OA Interview Problem: Minimum Total Lag to Connect Data Centers and Servers

An AWS client has brought servers and databases from data centers in different parts of the world for their application. For simplicity, let’s assume all the servers and data centers are located on a 1-dimensional line.

You have been given the task of optimizing the network connection.

Each data center must be connected to a server. The positions of data centers and servers are given in the form of arrays.

Any particular data center, center[i], can connect to any particular server destination[j].

The lag is defined as the distance between a data center at location x and a server destination at location y, i.e. |x - y|, the absolute difference between x and y. Determine the minimum lag to establish the entire network.

Example

There are n = 3 connections, the positions of data centers, center = [1, 2, 2], and the positions of the server destinations, destination = [5, 2, 4].

The most efficient deliveries are:

• The center at location 1 makes the first connection to the server at location 2.
• The center at location 2 makes the second connection to the server at location 4.
• The center at location 2 makes the third connection to the server at location 5.

The minimum total lag is abs(1 - 2) + abs(2 - 4) + abs(2 - 5) = 1 + 2 + 3 = 6.

Function Description

Complete the function getMinDistance in the editor below.

getMinDistance has the following parameter(s):

• int center[n]: the positions of data centers
• int destination[n]: the positions of server destinations

Returns

• long int: the minimum lag

Constraints

• 1 <= n <= 10^5
• 1 <= center[i], destination[i] <= 10^9

Sample Case 0

Input:

center = [3, 1, 6, 8, 9]
destination = [2, 3, 1, 7, 9]

Output:

5

Explanation:

You may create the connections as:

center = [1, 3, 6, 8, 9]
destination = [1, 2, 3, 7, 9]

Minimum total distance = abs(1 - 1) + abs(2 - 3) + abs(3 - 6) + abs(7 - 8) + abs(9 - 9) = 0 + 1 + 3 + 1 + 0 = 5.

Sample Case 1

Input:

center = [4, 6]
destination = [5, 5]

Output:

2

Explanation:

Minimum total distance = abs(5 - 4) + abs(5 - 6) = 1 + 1 = 2.
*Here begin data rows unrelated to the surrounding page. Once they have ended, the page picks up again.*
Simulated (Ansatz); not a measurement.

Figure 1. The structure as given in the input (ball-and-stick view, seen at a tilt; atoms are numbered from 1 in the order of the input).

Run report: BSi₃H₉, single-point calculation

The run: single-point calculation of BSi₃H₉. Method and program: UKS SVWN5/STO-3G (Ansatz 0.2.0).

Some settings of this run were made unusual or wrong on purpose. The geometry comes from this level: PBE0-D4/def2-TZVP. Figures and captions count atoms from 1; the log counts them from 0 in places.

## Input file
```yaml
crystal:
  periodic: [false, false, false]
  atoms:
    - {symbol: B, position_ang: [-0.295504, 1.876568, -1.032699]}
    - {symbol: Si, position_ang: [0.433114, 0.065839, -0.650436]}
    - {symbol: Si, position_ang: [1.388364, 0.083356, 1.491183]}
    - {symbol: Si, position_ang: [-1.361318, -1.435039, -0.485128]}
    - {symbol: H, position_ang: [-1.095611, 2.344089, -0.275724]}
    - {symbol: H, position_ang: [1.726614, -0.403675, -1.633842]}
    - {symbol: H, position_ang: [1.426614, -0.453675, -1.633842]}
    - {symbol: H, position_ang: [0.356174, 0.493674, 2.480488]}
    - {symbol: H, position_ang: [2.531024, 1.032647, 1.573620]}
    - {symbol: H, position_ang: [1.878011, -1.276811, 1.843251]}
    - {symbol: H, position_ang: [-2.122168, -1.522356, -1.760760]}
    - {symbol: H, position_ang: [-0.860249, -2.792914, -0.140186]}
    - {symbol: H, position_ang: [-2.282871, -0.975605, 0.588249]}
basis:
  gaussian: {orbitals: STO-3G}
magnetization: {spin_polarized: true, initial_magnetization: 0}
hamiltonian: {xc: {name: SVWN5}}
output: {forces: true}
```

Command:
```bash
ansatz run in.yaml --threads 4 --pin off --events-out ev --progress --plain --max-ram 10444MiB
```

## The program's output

This problem reduces to minimizing the total absolute distance between two sets of points on a number line. The optimal approach is to sort both arrays and pair the smallest with the smallest, the second smallest with the second smallest, and so on. This greedy matching works because, in one dimension, sorted pairing minimizes the sum of absolute differences. The solution runs in O(n log n) time due to sorting and uses only simple linear traversal afterward.